Moughni asked people to "like" the post if they agreed. Within a few days, the page had garnered around 1,300 likes, according to the Detroit Free Press. Moughni also said in the post that he intended to oppose the deal.
So far, this all seems like the type of dispute that comes up from time to time in class-action cases. Watchdogs, consumers and others who aren't happy with settlements occasionally accuse the plaintiffs' attorneys of selling out class members by forging deals that call for big attorney fees and inadequate compensation to the people who were most affected. The main difference in this case is that other critics don't typically take to Facebook to rally opposition.
But what happened next was unusual: The law firm representing the plaintiffs -- which has an obvious interest in seeing the deal go through -- filed papers complaining about Moughni's Facebook comments. They took issue with Moughni's characterization of the agreement as a "backroom deal," and also objected to Moughni's statement that they would get a "payout."
They said Moughni's comments were defamatory. They accused him of running a "shoot-from-the-hip social media campaign of misinformation and deception." They sought a court order directing Moughni to remove his own post and replace it with the court's order granting the deal preliminary approval. And they asked the judge to order Moughni to refrain from speaking with anyone about the subject matter of the case.

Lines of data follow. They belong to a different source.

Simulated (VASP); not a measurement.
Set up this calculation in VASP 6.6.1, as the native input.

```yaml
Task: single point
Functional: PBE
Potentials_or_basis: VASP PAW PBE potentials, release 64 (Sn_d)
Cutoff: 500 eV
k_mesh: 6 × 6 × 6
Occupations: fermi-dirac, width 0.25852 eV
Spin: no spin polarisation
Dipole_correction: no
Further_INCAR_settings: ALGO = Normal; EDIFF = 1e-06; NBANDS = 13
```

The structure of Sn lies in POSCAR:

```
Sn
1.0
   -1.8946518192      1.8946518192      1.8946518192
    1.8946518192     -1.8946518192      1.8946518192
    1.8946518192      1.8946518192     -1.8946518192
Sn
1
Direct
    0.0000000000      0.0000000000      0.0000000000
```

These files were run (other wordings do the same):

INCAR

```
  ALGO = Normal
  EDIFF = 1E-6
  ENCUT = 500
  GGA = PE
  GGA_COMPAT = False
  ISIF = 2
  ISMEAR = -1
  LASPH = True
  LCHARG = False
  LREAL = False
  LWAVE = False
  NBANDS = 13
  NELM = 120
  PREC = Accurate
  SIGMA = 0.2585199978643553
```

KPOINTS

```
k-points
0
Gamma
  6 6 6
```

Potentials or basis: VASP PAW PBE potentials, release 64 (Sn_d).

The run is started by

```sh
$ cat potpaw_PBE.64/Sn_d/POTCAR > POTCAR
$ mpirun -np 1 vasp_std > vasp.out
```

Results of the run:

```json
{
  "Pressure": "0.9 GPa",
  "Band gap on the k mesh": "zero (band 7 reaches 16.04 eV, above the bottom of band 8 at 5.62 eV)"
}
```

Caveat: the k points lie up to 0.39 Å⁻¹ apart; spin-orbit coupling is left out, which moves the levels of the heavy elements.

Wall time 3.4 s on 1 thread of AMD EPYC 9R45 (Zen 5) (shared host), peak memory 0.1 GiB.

The next turn of events was even more extraordinary: Judge Kathleen Macdonald in Wayne County, Mich. granted the plaintiffs' attorneys request. On Feb. 7, she ordered Moughni to remove his Facebook comments and replace them with official court documents. She prohibited him from speaking about the case to any class members who might want to opt out of the settlement. She ordered him to identify anyone who "liked" his post. And she said he couldn't circulate any form that would allow class members to opt out.
The order is so obviously unconstitutional, that it's hard to believe it came from a law school graduate, let alone a judge. The ruling seems to reflect the mistaken impression that speech on Facebook is somehow not entitled to the same protection from censorship as speech on forums like newspapers, bulletin boards or other forums.
Today, the advocacy group Public Citizen filed a motion to vacate Macdonald's order. As Public Citizen points out, prior restraints on speech -- that is, injunctions issued before there's been a finding that the speech was defamatory -- are unconstitutional.
The group also rightly argues that statements aren't libelous if they're opinions, or if they're true. Calling an agreement a "backroom deal," or pointing out how much money was earmarked for attorneys' fees, isn't the kind of thing that can support a defamation finding. "Moughni’s characterization of the settlement was certainly unfriendly, but there was no evidentiary showing that the agreement was negotiated in public sessions, and it is simply a matter of fact that the lawyer was to receive a substantial fee while individual members would give up legal claims and get nothing in return," Public Citizen writes in its legal papers.
The organization also points out that the order didn't affect just Moughni. It also had an impact on people who might have read his Facebook page and opted out of the class before last week's deadline. For that reason, the group says, the court should re-open the period for opt-outs. "Because the class was deprived of a fair opportunity to consider arguments against the proposed settlement, the court should not bind those individuals, or indeed anybody else, to release their claims, until the marketplace of ideas has had a full opportunity to function, free of improper prior restraints," the group argues.